Otobong Nkanga
Otobong Nkanga’s work foregrounds ecological themes of relationality and becoming through a distilled poetics of entanglement. Her multidisciplinary practice examines the complex social, political, and material relationships between bodies, territories, minerals and the earth. Unsettling the divisions between minimal and conceptual or sensual and surreal approaches, the artist’s research-based practice constellates humans and landscapes, organic and non-organic matter, Global North and Global South economies. Through drawing, installation, performance, photography, textiles and sculpture, Nkanga creates pathways translating the natural world – its plants, herbs, minerals and living organisms – into networked, aggregated situations evoking memory, labour, home, care, ownership, emotion, touch and smell.

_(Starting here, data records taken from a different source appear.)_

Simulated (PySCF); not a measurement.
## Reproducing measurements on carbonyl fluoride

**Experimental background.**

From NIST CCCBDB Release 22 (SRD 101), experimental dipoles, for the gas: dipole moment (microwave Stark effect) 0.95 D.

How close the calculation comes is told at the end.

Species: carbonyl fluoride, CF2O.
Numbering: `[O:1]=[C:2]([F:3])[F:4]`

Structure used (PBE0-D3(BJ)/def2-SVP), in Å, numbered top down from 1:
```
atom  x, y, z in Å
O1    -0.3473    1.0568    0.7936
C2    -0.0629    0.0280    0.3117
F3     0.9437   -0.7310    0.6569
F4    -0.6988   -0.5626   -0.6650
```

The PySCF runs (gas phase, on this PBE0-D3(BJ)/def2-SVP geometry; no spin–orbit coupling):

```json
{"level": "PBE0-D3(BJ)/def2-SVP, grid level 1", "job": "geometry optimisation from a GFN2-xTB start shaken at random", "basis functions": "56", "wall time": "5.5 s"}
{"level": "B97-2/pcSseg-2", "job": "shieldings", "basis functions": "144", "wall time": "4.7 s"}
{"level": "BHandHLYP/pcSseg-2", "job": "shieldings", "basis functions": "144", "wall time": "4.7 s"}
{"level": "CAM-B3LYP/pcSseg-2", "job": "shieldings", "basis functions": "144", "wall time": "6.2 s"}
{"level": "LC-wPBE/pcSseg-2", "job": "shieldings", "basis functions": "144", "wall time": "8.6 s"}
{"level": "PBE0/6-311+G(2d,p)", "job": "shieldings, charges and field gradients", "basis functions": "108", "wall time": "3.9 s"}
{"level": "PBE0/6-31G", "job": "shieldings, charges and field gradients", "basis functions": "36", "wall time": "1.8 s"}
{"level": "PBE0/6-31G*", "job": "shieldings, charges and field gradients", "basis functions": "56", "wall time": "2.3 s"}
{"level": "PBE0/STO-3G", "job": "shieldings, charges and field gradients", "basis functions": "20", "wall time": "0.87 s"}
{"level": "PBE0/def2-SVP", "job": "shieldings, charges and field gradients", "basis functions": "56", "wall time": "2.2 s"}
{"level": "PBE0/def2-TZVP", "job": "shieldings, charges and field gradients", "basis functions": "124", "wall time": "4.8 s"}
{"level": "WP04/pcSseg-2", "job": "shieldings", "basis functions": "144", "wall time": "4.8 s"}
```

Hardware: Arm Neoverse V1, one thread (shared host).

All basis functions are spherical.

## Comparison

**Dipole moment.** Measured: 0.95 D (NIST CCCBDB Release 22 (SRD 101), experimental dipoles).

In addition to producing distinct and rigorously researched art objects, Nkanga has consistently broken new ground through her ambitious, long-term projects. Landversation, which toured four cities from 2014-20, puts the artist and visiting publics in dialogue with multiple local communities who have deep connections to the land; while The Carved to Flow Foundation, established in Akwa Ibom, Nigeria, on the occasion of a series of performances held at documenta 14 in 2017, is a platform dedicated to researching material cultures and fostering shared experimentation and exchange locally. These projects, and Nkanga’s practice more broadly, evidence a transhistorical and cross-cultural diversity of influences, pointing to the planetary scale of her artistic investigations. Reframing people and objects as compressed multitudes and as entities that come into being in relation to other entities, Nkanga deftly weaves insights from geology, botany, poetry and non-Western knowledge systems. Her works’ allusions to the reparative potentials of connectivity urgently gesture towards the possibility of more liveable futures.
Otobong Nkanga (born 1974, Kano, Nigeria) lives and works in Antwerp, Belgium. She studied at the Obafemi Awolowo University in Ife-Ife, Nigeria; the École Nationale Supérieure des Beaux-Arts in Paris and did her masters in the Performing Arts at DasArts, Advanced Research in Theatre and Dance studies in Amsterdam. Nkanga has been an artist-in-residence at the Rijksakademie van beeldende kunsten in Amsterdam in 2002-04, DAAD Berlin programme in 2013-14 and at the Martin Gropius-Bau in 2019.
Her most recent solo exhibitions include: Sint-Janshospitaal, Bruges, Belgium (2022); Kunsthaus Bregenz, Austria (2021); Castello di Rivoli Museum of Contemporary Art, Turin, Italy (2021-2022); Villa Arson, Nice, France (2021); Henie Onstad Kunstsenter, Høvikodden, Norway (2020-2021); Gropius Bau, Berlin, Germany (2020); MIMA, Middlesbrough, UK (2020); Tate St Ives, UK (2019); Zeitz Museum of Contemporary Art Africa, Cape Town, South Africa (2019); Ar/ge kunst Galleria Museo, Bolzano, Italy (2018); MCA Chicago, US (2018); Kunsthal Aarhus, Denmark (2017); Nottingham Contemporary, UK (2016); Beirut Art Center, Lebanon (2016); Tate Modern, London, UK (2015); Museum Folkwang, Essen, Germany (2015); Stedelijk Museum Schiedam, Schiedam, The Netherlands (2015); Portikus, Frankfurt, Germany (2015), Museum of Contemporary Art Antwerp, Belgium (2015); Kadist Art Foundation, Paris, France (2015).
Nkanga was given the Special Mention Award at the 58th International Art Exhibition of La Biennale di Venezia, Italy, 2019 and won the 2017 Belgium Art Prize. Other notable awards include the Peter-Weiss-Preis, Sharjah Biennial Prize, the Lise Wilhelmsen Art Award, the Flemish Cultural Award for Visual Arts - Ultima and the Yanghyun Prize.
Recent, current and forthcoming projects
'Otobong Nkanga: Craving for Southern Light', IVAM, València, Spain (13 July 2023 – 7 Jan 2024)
'Dear Earth: Art and Hope in a Time of Crisis', Hayward Gallery, London, UK (21 June – 3 Sep 2023)
'Busan Biennial 2022 – We, on the Rising Wave', Busan, South Korea (3 September – 6 November 2022)
'Underneath the Shade We Lay Grounded. Otobong Nkanga', Sint-Janshospitaal, Bruges, Belgium (25 June – 25 September 2022)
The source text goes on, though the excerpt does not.